I have been running my FCP7 feature doc consistently fine on a Mac OSX 10.6.8. Because it is expected to grow into a complex project, I had divided it into 3 projects, all under 70 MB.
Today, I tried to open these projects and none opened, they crash either at 40,50,60% or right at the start. The computer doesn't crash.
The only thing differently I did before opening the project today was at the finder, to replace a group of clips (that were by mistake converted to Prores444 long ago but played fine without problems) that I recaptured from the native h264 to Prores HQ in another computer and another media drive via Adobe Encoder, then, brought that duplicate media drive to the Snow Leopard machine, and copied them all to the main media drive I have been using with this machine.
Now, all the associated projects for FCP don't open and crash.
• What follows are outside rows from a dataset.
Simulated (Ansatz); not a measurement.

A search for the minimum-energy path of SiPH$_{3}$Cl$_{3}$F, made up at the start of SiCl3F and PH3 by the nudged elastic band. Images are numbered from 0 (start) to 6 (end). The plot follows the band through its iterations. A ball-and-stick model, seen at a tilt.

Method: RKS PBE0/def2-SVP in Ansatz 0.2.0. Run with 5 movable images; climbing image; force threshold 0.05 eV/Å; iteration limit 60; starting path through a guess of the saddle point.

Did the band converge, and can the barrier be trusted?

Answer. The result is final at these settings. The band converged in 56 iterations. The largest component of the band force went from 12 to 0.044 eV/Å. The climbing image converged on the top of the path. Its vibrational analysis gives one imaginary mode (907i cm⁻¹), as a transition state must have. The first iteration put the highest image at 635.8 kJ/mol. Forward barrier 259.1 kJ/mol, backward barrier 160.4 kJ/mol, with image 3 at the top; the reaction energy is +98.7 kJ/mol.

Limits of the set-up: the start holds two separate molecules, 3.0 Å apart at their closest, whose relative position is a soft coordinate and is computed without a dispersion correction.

I have done a safe boot, repaired the computer start up disk, trashed all FCP7 preferences. Also made sure the media drives have turned off the option for "Ignore Ownership for this Volume". The problem persists.
However, I see that when I open a few other FCP7 projects that may have just a little bit of footage from the main project, they open fine.
I don't understand how suddenly the FCP7 projects could be all corrupted at once?
Autosave vault copies don't open either.

Any thoughts on what to do next? I am worry about losing all my hard work.

Wait.. As a test, I have just opened FCP7 without opening the documentary project. FCP7 opens finds, any footage I throw in is imported fine but it crashes as soon as I import the newly converted ProresHQ footage...
Why would this be? Is it because it was done via Adobe Media Encoder? I use it because the Adobe Media Encoder actually doesn't shift the luminance or color of the clips, while I have noticed that Compressor seems to do that.
Do you think the files are corrupted? They open and play fine in Quicktime. They also open and play fine in Premiere CS 6.
Should I recapture the clips from the native h264 format again but this time just to prores 422?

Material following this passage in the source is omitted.